The State must prove the driver knew or had reason to know that the accident resulted in serious bodily injury or death. A defendant who knew of the impact but had no reason to believe anyone died has a defense to the higher penalty, though a § 20-102(a) (injury-only) verdict still carries 5 years.
The penalties
For leaving the scene of an accident causing death:
- Up to 10 years of imprisonment
- A fine up to $10,000
- 12 points on the MVA record, which triggers an automatic license revocation
- Restitution to the victim's family
- Permanent record consequences for employment, immigration, and professional licensing
A § 20-102(b) conviction is also a predicate that the State uses in any future vehicular-homicide or DUI case. See our vehicular manslaughter and DUI homicide page.
How the State proves it
The State has to prove five elements beyond a reasonable doubt:
- The defendant was the driver.
- The vehicle was involved in an accident.
- The accident resulted in death.
- The defendant knew or should have known that the accident occurred and caused serious injury or death.
- The defendant failed to stop, identify, and render assistance under § 20-104.

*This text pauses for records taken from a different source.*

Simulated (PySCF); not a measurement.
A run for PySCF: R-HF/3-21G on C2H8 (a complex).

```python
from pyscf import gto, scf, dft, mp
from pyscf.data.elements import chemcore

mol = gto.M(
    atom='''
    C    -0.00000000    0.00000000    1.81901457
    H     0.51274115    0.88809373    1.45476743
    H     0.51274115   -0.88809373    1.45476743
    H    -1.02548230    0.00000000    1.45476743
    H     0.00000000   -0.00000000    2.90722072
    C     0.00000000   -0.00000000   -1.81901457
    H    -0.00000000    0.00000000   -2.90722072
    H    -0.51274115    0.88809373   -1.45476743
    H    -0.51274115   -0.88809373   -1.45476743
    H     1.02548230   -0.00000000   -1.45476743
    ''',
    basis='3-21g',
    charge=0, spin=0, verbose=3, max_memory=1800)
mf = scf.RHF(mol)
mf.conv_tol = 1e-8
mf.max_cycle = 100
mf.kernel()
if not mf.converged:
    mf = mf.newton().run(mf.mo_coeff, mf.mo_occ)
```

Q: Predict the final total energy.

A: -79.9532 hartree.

The State's two biggest hurdles are knowledge and driver identification. Many fatal hit-and-runs are charged after a vehicle is identified by tag, by a witness, or by surveillance video. The State then has to prove the registered owner was the driver at the time.
Defenses that work
- Driver identification. A tag trace and a witness description do not always prove who was behind the wheel. In a household with multiple drivers, the State has to eliminate the alternatives. We have won fatal hit-and-run cases by putting another household member on the stand.
- No knowledge that the accident caused death. The State has to prove the defendant knew or should have known the accident resulted in serious injury or death. A driver who hit a pedestrian at night in low visibility and believed the impact was minor may have a defense.
- No knowledge of the accident. A driver who did not feel the impact, did not see the victim, and had no reason to know an accident occurred has a defense to the entire charge. This is more often available in motorcycle, bicycle, and pedestrian cases than in two-car cases.
- Necessity. Maryland appellate decisions have recognized that a driver who leaves the scene because the scene is unsafe, and who promptly reports the accident, may not have violated the statute.
- Suppression of the post-incident statement. Most fatal hit-and-run cases turn on a statement the defendant gave to a detective at the door, at the police station, or by phone. A custodial-interrogation challenge can knock that statement out.
- Suppression of phone, vehicle, or surveillance evidence. A search warrant for a phone or a vehicle that lacks probable cause, or a surveillance video obtained without proper chain of custody, can come out of evidence.
- Forensic timeline challenges. Surveillance video timestamps, cell-site location data, and vehicle EDR data all have known precision limits. A defense expert can dismantle the State's timeline.
What a fatal hit-and-run case looks like in court
A fatal hit-and-run in Maryland follows a Circuit Court track:
- Arrest or surrender. The State usually applies for a warrant. A pre-warrant surrender, arranged by counsel, often produces a better bond outcome than waiting for the warrant team.
- Initial appearance and bond. Bond is usually high or denied at first appearance. A prepared bond review hearing with family witnesses, employment records, and proposed conditions of release is the first defense win.
- Indictment. The State takes the case to a grand jury within 30 days.
- Discovery and motions. Phone records, surveillance video, witness statements, accident reconstruction reports.
- Trial. Most fatal hit-and-run cases are demanded for jury trial.
A defense lawyer involved at the surrender stage has months of work to do before trial. A lawyer hired the week of trial does not have that time.
Common companion charges
The State rarely charges § 20-102(b) alone. Expect:
- Vehicular manslaughter (CR § 2-209) if gross negligence is alleged
- Homicide by motor vehicle while DUI (CR § 2-503) if alcohol or drugs are alleged
- Maryland DUI or drugged driving
- Reckless driving or excessive speed
- Failure to render aid under § 20-104
The whole package has to be defended together. A win on the leaving-the-scene count does not automatically defeat a vehicular-homicide count, and vice versa.
Prince George's County practice notes
PG County prosecutes fatal hit-and-run cases at the Circuit Court in Upper Marlboro. The PG County PD CRASH team and MSP CRASH unit handle the reconstruction. Bond decisions are tight. See our PG County bail process, Prince George's County arrested, what to do, and bail review lawyer pages.
Three rules from the first hour
If you or a family member is being investigated for a fatal hit-and-run:
- Do not talk to a detective without a lawyer in the room.
- Do not consent to a search of your phone, vehicle, or home.
- Do not make any calls from a jail line about the facts of the case. Every call is recorded.